Beirut: Syrian troops backed by Russian airpower and allied militias opened a new front today against rebels around second city Aleppo, where Washington claimed up to 2,000 Iran-backed forces were deployed.
The offensive came as Turkey said it had downed a drone of unknown origin that violated its air space close to the Syrian border, and a monitor said the toll in the conflict had risen to more than 250,000 people.
The Aleppo offensive is the fourth that President Bashar al-Assad's regime has launched since Moscow began an air campaign on September 30.
Control of Aleppo city, once the country's economic hub, has been divided between the regime and rebels since mid-2012. There and in the surrounding countryside the front lines have long been static.

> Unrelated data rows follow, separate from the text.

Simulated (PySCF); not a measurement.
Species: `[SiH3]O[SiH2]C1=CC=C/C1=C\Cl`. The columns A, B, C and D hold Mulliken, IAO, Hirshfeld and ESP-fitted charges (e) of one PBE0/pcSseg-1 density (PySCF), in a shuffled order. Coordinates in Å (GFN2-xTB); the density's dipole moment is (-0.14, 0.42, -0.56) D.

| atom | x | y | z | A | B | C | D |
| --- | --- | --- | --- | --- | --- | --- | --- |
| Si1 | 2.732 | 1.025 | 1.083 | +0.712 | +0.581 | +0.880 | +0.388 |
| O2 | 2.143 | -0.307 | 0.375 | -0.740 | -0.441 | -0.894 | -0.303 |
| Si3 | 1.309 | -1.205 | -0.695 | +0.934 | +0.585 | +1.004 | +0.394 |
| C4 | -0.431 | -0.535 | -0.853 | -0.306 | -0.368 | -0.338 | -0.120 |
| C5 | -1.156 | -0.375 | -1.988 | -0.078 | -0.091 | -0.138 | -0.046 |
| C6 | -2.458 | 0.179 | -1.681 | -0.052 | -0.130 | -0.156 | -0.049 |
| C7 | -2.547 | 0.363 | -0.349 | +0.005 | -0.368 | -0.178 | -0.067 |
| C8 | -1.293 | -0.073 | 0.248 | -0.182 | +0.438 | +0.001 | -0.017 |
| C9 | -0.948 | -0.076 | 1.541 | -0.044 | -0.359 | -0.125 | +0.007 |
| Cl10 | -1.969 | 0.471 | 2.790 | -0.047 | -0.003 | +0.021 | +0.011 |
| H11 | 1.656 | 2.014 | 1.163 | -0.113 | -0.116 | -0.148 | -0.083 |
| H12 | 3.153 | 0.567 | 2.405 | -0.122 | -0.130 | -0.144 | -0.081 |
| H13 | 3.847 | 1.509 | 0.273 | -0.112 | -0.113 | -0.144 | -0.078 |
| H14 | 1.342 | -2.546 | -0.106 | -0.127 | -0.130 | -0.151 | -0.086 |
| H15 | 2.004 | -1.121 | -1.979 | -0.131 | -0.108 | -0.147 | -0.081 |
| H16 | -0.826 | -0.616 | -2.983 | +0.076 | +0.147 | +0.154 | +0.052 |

A security source said the operation in southern Aleppo province was backed by Russian strikes and fighters from Iran and Lebanon's Hezbollah militia.
And a US official said as many as 2,000 Iranian and Iran-backed forces were aiding the offensive.
"We are now seeing a coordinated effort between Iran and Russia to assist Assad with fighting opposition groups," the official said.
The joint command for the Aleppo operation said the army had begun operations on the western and southern outskirts of Aleppo "to liberate you from the armed terrorist groups."
The Britain-based Syrian Observatory for Human Rights said the regime had taken control of two villages so far, and that Russian warplanes were pounding two others.
Observatory head Rami Abdel Rahman said Russia had carried out dozens of strikes on the area, which is controlled by a patchwork of rebel groups, including moderates, Islamists and Al-Qaeda affiliate Al-Nusra Front.
The Aleppo fighting comes a day after government forces began an operation north of Homs city, which lies in the centre of the country and is largely under government control.